Documenting Need

peanuts on a newspaper

Stefen Chow, The Poverty Line

Earlier this week, I tweeted about Stefen Chow's The Poverty Line, a collection of photographs that documents what an individual can buy with a daily wage of 3.28 yuan (49 cents), and here I want to draw more attention to this project and another like it. In documenting the choices one might face with this daily wage (significantly below the World Bank's poverty line, $1.25/day), Chow dramatizes the plight of the poor while staying within the language of economics and exchange.

Bok choy on a newspaper

Chow's photos are less sentimental than many documentary projects that focus on poverty; there are no crying children or hardened, starving adults. By constructing the viewer as the person confronted with this meager harvest, however, these photos do ask that we consider the daily frustration of making life or death decisions about how to handle limited resources. By making the limits of these funds visible, Chow also makes them real for viewers who might not be able to conceive of what living on 49 cents a day in China would look like.

rolls on newspaper

A similar project by Jonathan Blaustein has a different origin and different rhetorical effects. The Lens blog on the New York Times website reports that Blaustein's The Value of a Dollar began when he realized that both the single and the double cheeseburger cost a dollar at his local fast food joint. The resulting project is a meditation on food as a commodity with a constructed value. The quantities represented are about what you would expect; Blaustein was able to purchase very few organic, early season blueberries and a lot of potted meat, ramen, and white bread, thereby supporting the thesis that it is often cheaper to buy processed food (although, notably, he was able to get a lot of grapefruit).  

potted meat

blueberries

Jonathan  Blaustein, The Value of a Dollar

Perhaps most interesting about this project is the composition; the photos set up the food items without packaging and isolated, with a white background, as if presenting them as art objects. Here, Blaustein's project differs most noticeably from Chow's. Where Chow places food on a newspaper and the viewer above, emphasizing the quotidian nature of this dilemma and allowing for easy comparisons between one food item and another, Blaustein plays with scale, sometimes making it difficult to ascertain how much of, for example, a Burger King side salad one can buy for a dollar.

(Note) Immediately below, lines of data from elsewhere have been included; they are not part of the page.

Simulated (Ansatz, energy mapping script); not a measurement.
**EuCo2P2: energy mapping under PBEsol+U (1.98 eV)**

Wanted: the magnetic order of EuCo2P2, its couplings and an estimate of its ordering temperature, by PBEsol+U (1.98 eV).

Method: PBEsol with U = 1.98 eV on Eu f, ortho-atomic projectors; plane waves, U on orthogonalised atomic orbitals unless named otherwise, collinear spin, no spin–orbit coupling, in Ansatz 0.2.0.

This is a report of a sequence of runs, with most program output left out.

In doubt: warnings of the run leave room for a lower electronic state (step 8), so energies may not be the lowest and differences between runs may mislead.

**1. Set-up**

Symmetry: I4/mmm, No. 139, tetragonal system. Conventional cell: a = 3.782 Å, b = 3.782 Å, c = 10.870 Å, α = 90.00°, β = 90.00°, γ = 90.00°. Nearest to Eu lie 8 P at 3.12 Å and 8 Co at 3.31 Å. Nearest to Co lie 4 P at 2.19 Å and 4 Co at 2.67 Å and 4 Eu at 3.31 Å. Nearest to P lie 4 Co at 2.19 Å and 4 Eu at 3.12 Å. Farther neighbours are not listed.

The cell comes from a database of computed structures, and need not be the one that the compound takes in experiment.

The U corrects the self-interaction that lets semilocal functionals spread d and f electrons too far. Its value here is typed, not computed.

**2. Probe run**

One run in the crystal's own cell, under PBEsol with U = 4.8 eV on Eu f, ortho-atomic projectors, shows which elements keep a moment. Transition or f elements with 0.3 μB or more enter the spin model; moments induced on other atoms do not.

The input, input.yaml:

side salad from Burger King

While both artists ask their viewers to consider food as a commodity, their requests take strikingly different forms. In a pedagogical context, these images might be useful for discussing visual rhetoric and illustrating the argumentative different that subtle changes can make.

Comments

Foreign Food

It's particularly interesting to me that Chow's site doesn't include labels for the foods he photographs.  Combined with Chinese newspaper as a backdrop, the food, therefore, looks particularly foreign.  I'm not familiar with that green vegetable, and I have no idea what the round white items are.  This has the effect of making the images look all the more bleak as I would have no clue how to prepare the food items.

Representative foods

I do have to agree that bok choy is great. And steamed buns were sort of my guess--when naming the image, I put "rolls," which isn't quite right, but they look awfully big for dumplings. Also, Cate, I think your observations are interesting because I was struck by the fact that some of the foods that Blaustein photographed were foreign to me; for example, he includes an image of pork floss, which I had never heard of and had to look up. I was also surprised initially at the diversity in the food he photographed; I expected The Value of a Dollar to be focused on the horrible junk you can get for a dollar, or a strict polarization (a lot of processed, inexpensive food versus very small amounts of organic, unprocessed food), but there was somewhat of a range. In addition to the very expensive (saffron, blueberries) he includes items that are still prohibitively expensive for many consumers, but not as many. He also notes where he purchased these items; the basmati rice from Whole Foods would likely be less expensive at many Indian groceries.

Bok Choy and Dumplings

You're really missing out if you don't know about bok choy. The white balls are, I'm pretty sure, dumplings.

or steamed buns (char siu

or steamed buns (char siu bao)...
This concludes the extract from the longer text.